Britain's Declining Respect for Biblical Values
Have you experienced a driver carelessly cutting in front of you recently? Or walked past a group of youths who hurled abuse and foul language in your direction? What about people pushing in line? Today we see a serious and growing erosion of traditional biblical values such as respect for the dignity and rights of others.
"It's a tradition we have lost as our values are eroded," stated British Home Secretary David Blunkett as he "blamed parents who fail to accept responsibility for instilling values of respect in their families and a breakdown of neighbourliness in villages, towns and cities" (Daily Mail, May 21, 2004, emphasis added throughout).
Of course, Britons in the hundreds of thousands still show respect for others while conducting their daily lives. They not only behave in an orderly, civilized manner, but also have raised their children to imitate their own conduct. Nonetheless, many observers freely acknowledge a serious and growing erosion of traditional biblical values.
Myriads of examples
Newspaper columnist Melanie Phillips laments the waning of the quality of respect in the British Isles: "You can see examples everywhere in the myriad incivilities of everyday life: the shouting and swearing in the streets, the lighted cigarettes dangled carelessly in children's faces by rush-hour crowds; the casual slovenliness on the Tube [subway], as passengers anti-socially chomp their way through hamburgers and leave rubbish littering the carriages.
"You see it in schools where teachers find it increasingly impossible to impose their authority upon badly behaved pupils. You see it in those children's parents who proclaim the impossibility of controlling their children and then threaten teachers with physical violence if they dare to discipline them" (ibid.).
There is no question that there are some very big holes in the British national fabric, as in other Western nations. Relationships are becoming increasingly fragile. The land is full of broken marriages, lonely people, single mothers, confused and uncared for children—accompanied by a marked decline in courtesy, civility and good manners—in another words, plain old common sense in showing respect for others. Even the standard of driving has suffered in recent years and road rage is now becoming all too common.
This general decline in traditional values is not without its major causes, and ignorance of biblical standards constitutes a fundamental one.

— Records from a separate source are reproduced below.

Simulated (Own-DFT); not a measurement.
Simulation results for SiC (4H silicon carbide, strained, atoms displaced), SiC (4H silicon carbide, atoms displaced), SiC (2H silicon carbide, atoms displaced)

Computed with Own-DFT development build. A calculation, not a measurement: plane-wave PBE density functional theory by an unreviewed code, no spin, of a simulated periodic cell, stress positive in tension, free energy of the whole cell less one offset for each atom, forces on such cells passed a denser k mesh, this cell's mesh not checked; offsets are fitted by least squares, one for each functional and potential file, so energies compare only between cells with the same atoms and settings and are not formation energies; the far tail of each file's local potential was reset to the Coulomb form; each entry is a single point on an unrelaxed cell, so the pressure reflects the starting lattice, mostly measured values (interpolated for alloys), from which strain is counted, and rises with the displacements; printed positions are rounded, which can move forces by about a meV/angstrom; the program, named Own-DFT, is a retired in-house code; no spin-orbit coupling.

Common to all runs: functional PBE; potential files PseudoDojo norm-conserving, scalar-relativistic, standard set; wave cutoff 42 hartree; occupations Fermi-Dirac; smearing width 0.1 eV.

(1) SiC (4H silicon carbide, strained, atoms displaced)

The decline in Judeo-Christian influence
As British author Leo McKinstry observed: "Children growing up today know nothing of the central tenets of Christianity: the Ten Commandments, the four gospels, the Sermon on the Mount... We are living in a religiously illiterate society, where young people are not even given the opportunity to decide for themselves whether they believe in God or not because they are so ill-informed about the religion which built our civilization" (Turning the Tide, 1999, p. 6).
Jonathan Sacks, the chief rabbi of London, adds: "We have become less religious, and religion was the classic source of our belief in a revealed morality, commandments engraved on tablets of stone. We have become more culturally diverse, and we now know that what seems wrong to one group may be permissible in a second, and even admirable in a third" (Faith in the Future, 1997, p. 17).
Spiritually speaking, what is being taught in the educational system can be very detrimental to our young people. For example, one Oxford professor wrote: "Some people think that the Ten Commandments are a set of universal moral rules, which everybody should obey. But they are not. They are addressed to the Jews... Again these are not universal moral rules for the whole world" (Keith Ward, God: A Guide for the Perplexed, 2002, p. 73). A shocking view indeed!
The observing of biblical standards is definitely on the wane in the British Isles and elsewhere in the Western world. Confusion reigns as to what is right or wrong, good or bad, truth or error. The Hebrew prophet Isaiah looked at his own age, and what he saw certainly applies to ours. He wrote: "Woe to those who call evil good, and good evil; who put darkness for light, and light for darkness; who put bitter for sweet, and sweet for bitter!" (Isaiah 5:20).
Remedies for root causes
Clearly the fact that our culture is in crisis testifies to the existence of a moral universe ruled by basic spiritual principles. There is a cause for every effect. "The curse causeless shall not come" (Proverbs 26:2, KJV).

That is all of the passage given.